A part of the Trapp family property I wanted to make sure to see was the family graveyard where Maria von Trapp is buried. In her biography, she talks of her husband’s death and how he was buried on the family property. This is a custom not often followed any longer in America, but one that remembers the departed loved one in a rather tender way.
Though graveyards often have this overhanging feeling of gloom, this one was vibrant and celebratory of the lives lived.
The grounds of the entire Von Trapp property are well kept, but the graveyard held an added touch of love and care.
Maria and Georg’s graves beside one another
I also read of a stone chapel that one of Maria’s sons had promised to build for her. Built in 1950, the chapel was to honor World War II soldiers.

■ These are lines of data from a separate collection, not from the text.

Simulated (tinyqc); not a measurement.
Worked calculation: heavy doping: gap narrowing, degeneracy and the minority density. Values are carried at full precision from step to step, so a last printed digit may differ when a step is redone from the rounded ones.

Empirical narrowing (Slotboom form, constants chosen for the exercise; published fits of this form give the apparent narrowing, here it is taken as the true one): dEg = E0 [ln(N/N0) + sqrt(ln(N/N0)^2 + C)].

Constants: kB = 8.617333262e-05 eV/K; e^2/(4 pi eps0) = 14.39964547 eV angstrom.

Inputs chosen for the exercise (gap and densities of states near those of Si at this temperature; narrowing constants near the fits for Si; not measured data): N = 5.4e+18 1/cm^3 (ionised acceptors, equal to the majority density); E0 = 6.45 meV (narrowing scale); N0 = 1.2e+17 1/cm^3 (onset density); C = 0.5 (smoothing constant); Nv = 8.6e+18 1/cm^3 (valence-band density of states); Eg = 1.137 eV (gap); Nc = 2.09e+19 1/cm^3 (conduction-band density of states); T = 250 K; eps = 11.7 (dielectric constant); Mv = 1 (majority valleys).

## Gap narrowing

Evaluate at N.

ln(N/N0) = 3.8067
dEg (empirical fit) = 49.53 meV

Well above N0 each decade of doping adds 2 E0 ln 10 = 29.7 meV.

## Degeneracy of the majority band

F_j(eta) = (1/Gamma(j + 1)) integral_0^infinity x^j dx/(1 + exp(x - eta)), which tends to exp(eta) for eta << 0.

When I think of those unfailingly dedicated to their religious beliefs, Maria von Trapp immediately comes to mind. Having a place to worship wherever she went was a necessity. Her devotion to continually seeking out God’s will for her life continues to be an inspiration to me.
Without questioning the distance to the chapel, noting its location via a sign pointing into the woods, I pressed Hubby to go.
You know I am not a hiker. I have made that abundantly clear in many of my posts.
I respect the hiker. I respect their ability to connect with nature and to will their bodies into reaching incredible distances.
Still, I don’t think it is for me.
That said, any hiker or skier might have looked at that quite obvious black diamond next to the world ‘Chapel’ and realized it wasn’t going to be a light stroll.
I went blindly into the woods with the mindset of, ‘We’ll probably be there and back in ten minutes’.
Oh you foolish, foolish girl, you.
It was probably at the point of which I thought I would be there and back that I started commenting, ‘Gosh, this is a lot farther than I expected’, and ‘I really hope we’re going the right way’ and ‘I didn’t realize this was going to be a real hike!’.
The signs and clear path made us believe we were going in the right direction, but the distance continued to make us question our sanity.
There came a point where the path was no longer flat and comfortable as pictured above. The trail narrowed, the incline raised, and I decided it was time to document our faces should we never make it out alive.
Did I mention I was wearing flip flops?
There was one point where I saw a large pile of branches and rocks and swore that the chapel was right beyond the debris.
Yet from that point we still had another stretch of hill to conquer.
Though I may wish to have worn sneakers, gym pants, and oh, I don’t know, NOT a white tank top, the journey was worth it.
I took the word ‘chapel’ and built in my mind this massive structure with space for the entire family to come together and worship. I was met with a humble room that no more than four people might comfortably fit in. This was a place of true worship and submission to God. A place not built for others, but a place built for personal solace.
As I entered the chapel, I imagined Maria von Trapp making daily visits there. I wondered what cares she may have brought with her into the chapel and what kind of relief such a place provided.
There was something hypnotizing about this chapel in the woods. Something that despite my usual urge to run and hide from hiking activities, made me want to linger and drink in my surroundings.